A recent CNN poll asked: Do you think America's ready for a woman president? 65 percent said yes, 34 percent said no and 1 percent apparently didn't understand the question.

With us now, Republican strategist and feminist Margaret Hoover, and from San Francisco, Marc Rudov, author of the book "A Man's No Nonsense Guide to Women." I've got to get that.

All right, Marc, now Hillary Clinton obviously in play. And we understand that you reference her. But this is a broader-based discussion about you get a woman in the Oval Office, most powerful person in the world, what's the downside?

MARC RUDOV, THE NONONSENSEMAN.COM: You mean besides the PMS and the mood swings, right?

O'REILLY: But guys have mood swings, Marc. And you know...

RUDOV: Right.

O'REILLY: ...they have other control issues, as we just heard with Governor Spitzer and we saw with various presidents. So come on now, let's be fair.

RUDOV: Well, you know, I'm joking of course. The main problem I have is if a woman has a female agenda. If she doesn't have a female agenda, if she just wants to be an executive for all the people, then all I care about is if she's qualified. And I have no qualms about having a female president.
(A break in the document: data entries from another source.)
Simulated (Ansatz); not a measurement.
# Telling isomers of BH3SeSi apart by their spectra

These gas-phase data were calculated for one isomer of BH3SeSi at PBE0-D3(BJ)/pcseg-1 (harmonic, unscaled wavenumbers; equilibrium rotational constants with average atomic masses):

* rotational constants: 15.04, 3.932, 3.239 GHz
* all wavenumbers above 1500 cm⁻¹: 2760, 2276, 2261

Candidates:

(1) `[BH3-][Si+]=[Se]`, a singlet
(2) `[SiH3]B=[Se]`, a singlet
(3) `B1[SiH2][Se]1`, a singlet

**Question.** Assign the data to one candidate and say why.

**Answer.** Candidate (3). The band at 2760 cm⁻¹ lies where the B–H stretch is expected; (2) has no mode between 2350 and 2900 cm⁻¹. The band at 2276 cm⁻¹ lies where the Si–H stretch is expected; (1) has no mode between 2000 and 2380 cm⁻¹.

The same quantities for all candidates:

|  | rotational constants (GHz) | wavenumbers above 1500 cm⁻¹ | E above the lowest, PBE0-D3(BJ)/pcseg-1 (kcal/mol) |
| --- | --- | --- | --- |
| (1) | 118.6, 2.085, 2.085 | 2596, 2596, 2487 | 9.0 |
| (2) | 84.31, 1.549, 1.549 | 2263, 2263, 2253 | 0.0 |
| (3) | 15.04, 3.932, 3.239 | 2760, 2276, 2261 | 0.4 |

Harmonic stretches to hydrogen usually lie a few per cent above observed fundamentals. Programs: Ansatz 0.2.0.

But if we take Hillary Clinton, she specifically does have a female agenda. All you have to do is look at her Web site. Now let's go back a couple of months to around January 11, where she was campaigning in Las Vegas, and a man from the crowd — and you can check this out on the Internet — a man from the crowd yelled out, "Please help me. My wife is an illegal." And her response was, "No woman is an illegal." And that's exactly what I mean by a female agenda.

Now men, as you know, have lost a lot of rights in this country. We saw last year at Duke University three boys were falsely accused of rape, and absolutely nothing happened to Crystal Gail Mangum, who accused them of that. Not one politician stood up to say that's never going to happen on my watch. And so, I fault the males as well.

But Hillary embodies the female agenda. She wants to be the feminist in chief. She represents women. It says so on her Web site. And a lot of women are voting for her because she's a woman.

O'REILLY: All right, so...

RUDOV: Contrast that with Barack Obama.

O'REILLY: Let me — I want to get Margaret in here. OK, so as long as the woman, as you put it, doesn't have a female agenda when she gets power, it's OK. You say?

MARGARET HOOVER, FOX NEWS CONTRIBUTOR: I say there is absolutely no problem with a woman being president of the United States.

O'REILLY: Even if they have a female agenda?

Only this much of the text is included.